Throg isn't even the most unexpected character to show up in MCU continuity over the course of Ragnarok. Sure, weirdos like Howard the Duck and Cosmo the space-dog are strange, but it rarely gets more bizarre than the four characters whose enormous busts are positioned around the Grandmaster's tower, all of whom were presumably champions at one point.

First, there's Bi-Beast, a robot built by the Bird People, who bears a pair of impossibly-stacked faces, and made his first appearance in The Incredible Hulk #169. You'll also find a bust of Ares, Marvel's very own god of war who first appeared in Thor #129, and another character whose power seems far too enormous to comfortably slip into a Marvel film. Third, there's Beta Ray Bill, an alien with the same powers as Thor, and a powerful ally to Asgard who first appeared in Thor #337. Finally, there's Man-Thing, a magical scientist-turned-swamp monster who's definitely from Earth, and the only one among these champions to not have a special connection to Hulk or Thor. As the garbage dump of the universe, Sakaar really sees some diversity.

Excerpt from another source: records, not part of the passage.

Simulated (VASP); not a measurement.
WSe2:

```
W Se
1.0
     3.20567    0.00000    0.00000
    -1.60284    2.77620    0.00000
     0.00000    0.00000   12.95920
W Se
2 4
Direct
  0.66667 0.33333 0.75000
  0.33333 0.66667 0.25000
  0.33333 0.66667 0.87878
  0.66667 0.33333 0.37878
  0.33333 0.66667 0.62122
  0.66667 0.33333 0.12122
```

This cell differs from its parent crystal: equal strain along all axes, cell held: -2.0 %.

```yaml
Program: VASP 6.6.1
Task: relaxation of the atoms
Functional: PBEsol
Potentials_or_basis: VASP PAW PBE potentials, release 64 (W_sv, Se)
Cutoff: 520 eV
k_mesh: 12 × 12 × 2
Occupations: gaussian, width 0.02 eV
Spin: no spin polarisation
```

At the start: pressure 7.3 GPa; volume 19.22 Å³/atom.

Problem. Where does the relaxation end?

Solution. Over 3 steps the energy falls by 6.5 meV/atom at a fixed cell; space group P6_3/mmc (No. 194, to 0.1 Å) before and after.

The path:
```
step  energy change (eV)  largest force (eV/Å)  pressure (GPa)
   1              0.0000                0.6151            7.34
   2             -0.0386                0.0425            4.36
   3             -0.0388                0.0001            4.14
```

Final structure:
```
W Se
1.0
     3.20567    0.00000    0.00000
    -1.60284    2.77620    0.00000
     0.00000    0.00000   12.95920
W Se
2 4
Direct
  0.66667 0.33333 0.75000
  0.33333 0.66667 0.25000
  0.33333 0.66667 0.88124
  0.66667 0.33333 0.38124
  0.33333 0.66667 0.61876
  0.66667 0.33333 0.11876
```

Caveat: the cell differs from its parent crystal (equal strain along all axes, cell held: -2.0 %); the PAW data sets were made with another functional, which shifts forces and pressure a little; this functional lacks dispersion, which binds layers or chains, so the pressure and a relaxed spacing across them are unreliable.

But let's head back to Beta Ray Bill for a second…

Exiled Asgardians

By the end of Ragnarok, we have a bunch of homeless Asgardians floating around in a spaceship, which is a scene that might seem a little familiar to Marvel true believers. In Thor #337, a Korbinite alien named Beta Ray Bill is in a similar situation when Thor finds him floating around on a ship called Skuttlebutt, which itself bears some resemblance to the Asgardian's escape vehicle in Ragnarok. He, too, is a champion of his people and in search of a new home after Surtur destroyed their planet. If Bill's giant bust on Sakaar's display of champions is any indication, his story didn't end nearly as positively as it did in the comics.

Contest of Champions

Once on Sakaar and enslaved by the Grandmaster, Thor gets the rundown on the whole gladiatorial arena thing, courtesy of a Willy Wonka-styled trip through a horror tunnel, and an explanation from the Grandmaster himself, who refers to his staged fights as a "contest of champions." Not coincidentally, Contest of Champions is the exact title of a 1982 Marvel miniseries starring the Grandmaster, who challenges Death to a duel, using Marvel's best and brightest as their champions. Their heroes included Iron Man, Captain America, and… Defensor and Arabian Knight. They weren't all winners.

Scrapper 142

While Thor's original lady captor isn't ever given a formal name aside from "Scrapper 142," she's generally referred to as "Valkyrie." There's some precedent for both names, even if neither are totally correct.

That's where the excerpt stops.